Metropolitan Kirill of Yekaterinburg (file photo)

YEKATERINBURG -- The Russian Orthodox Church says it has rejected "the right" to build a cathedral at a disputed site in the Urals city of Yekaterinburg.

In a statement released on June 16, Metropolitan Kirill of Yekaterinburg and Verkhoturye said that in an "atmosphere of total lies and deceit" building the church on the site would still be potential cause for discord.

Metropolitan Kirill said he does not want to "give the devil that opportunity."
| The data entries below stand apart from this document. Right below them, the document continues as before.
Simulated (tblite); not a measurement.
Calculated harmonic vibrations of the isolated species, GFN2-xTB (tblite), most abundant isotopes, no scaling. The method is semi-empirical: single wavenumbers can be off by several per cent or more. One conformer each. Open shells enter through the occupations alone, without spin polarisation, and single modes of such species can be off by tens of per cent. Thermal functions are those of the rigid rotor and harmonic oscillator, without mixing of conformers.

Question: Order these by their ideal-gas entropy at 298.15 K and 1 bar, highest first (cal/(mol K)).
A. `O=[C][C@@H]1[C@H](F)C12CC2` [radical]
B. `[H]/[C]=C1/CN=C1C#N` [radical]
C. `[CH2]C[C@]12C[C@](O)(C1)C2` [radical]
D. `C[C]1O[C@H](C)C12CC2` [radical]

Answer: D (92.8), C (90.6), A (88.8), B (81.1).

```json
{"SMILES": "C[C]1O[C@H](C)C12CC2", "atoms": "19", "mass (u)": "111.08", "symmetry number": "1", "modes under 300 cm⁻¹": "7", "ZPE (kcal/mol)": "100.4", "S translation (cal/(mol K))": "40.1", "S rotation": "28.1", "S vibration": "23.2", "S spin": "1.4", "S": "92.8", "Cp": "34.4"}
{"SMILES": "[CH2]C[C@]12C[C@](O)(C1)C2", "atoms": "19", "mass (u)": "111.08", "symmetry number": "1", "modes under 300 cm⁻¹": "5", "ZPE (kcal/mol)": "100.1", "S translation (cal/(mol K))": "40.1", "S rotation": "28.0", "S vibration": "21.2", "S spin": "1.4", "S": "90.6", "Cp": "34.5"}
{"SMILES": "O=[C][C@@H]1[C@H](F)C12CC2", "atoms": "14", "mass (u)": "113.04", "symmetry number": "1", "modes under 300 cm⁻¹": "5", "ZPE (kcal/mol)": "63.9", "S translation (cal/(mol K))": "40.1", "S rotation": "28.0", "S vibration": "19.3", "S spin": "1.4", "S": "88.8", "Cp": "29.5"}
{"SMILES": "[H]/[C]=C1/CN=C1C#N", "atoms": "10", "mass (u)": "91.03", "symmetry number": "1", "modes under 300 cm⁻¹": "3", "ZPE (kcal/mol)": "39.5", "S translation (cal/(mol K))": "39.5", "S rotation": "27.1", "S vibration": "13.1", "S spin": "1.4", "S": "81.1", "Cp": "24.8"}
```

The statement follows a rare public outcry over the project to build a church in a popular park in Russia's fourth-largest city, which has prompted President Vladimir Putin to urge all sides to find a comprise solution.

On May 22, officials in the Sverdlovsk region scrapped plans to build the church in the park, citing a poll showing that 74 percent of respondents thought locating the new church there was a poor choice.

The authorities arrested about 100 demonstrators during several evenings of protests in Yekaterinburg last month, and sentenced dozens of them to jail terms of between two and 15 days.

In his statement, Metropolitan Kirill said that opponents to the project claimed not to oppose building a church but in practice showed "hatred for the existence of God in their lives."

He said the church would be built soon but not on the disputed site or any other green space, park, or public space.

Kirill said that the Church hopes this is the last time it will make a concession, saying: "We have no cheeks left to turn."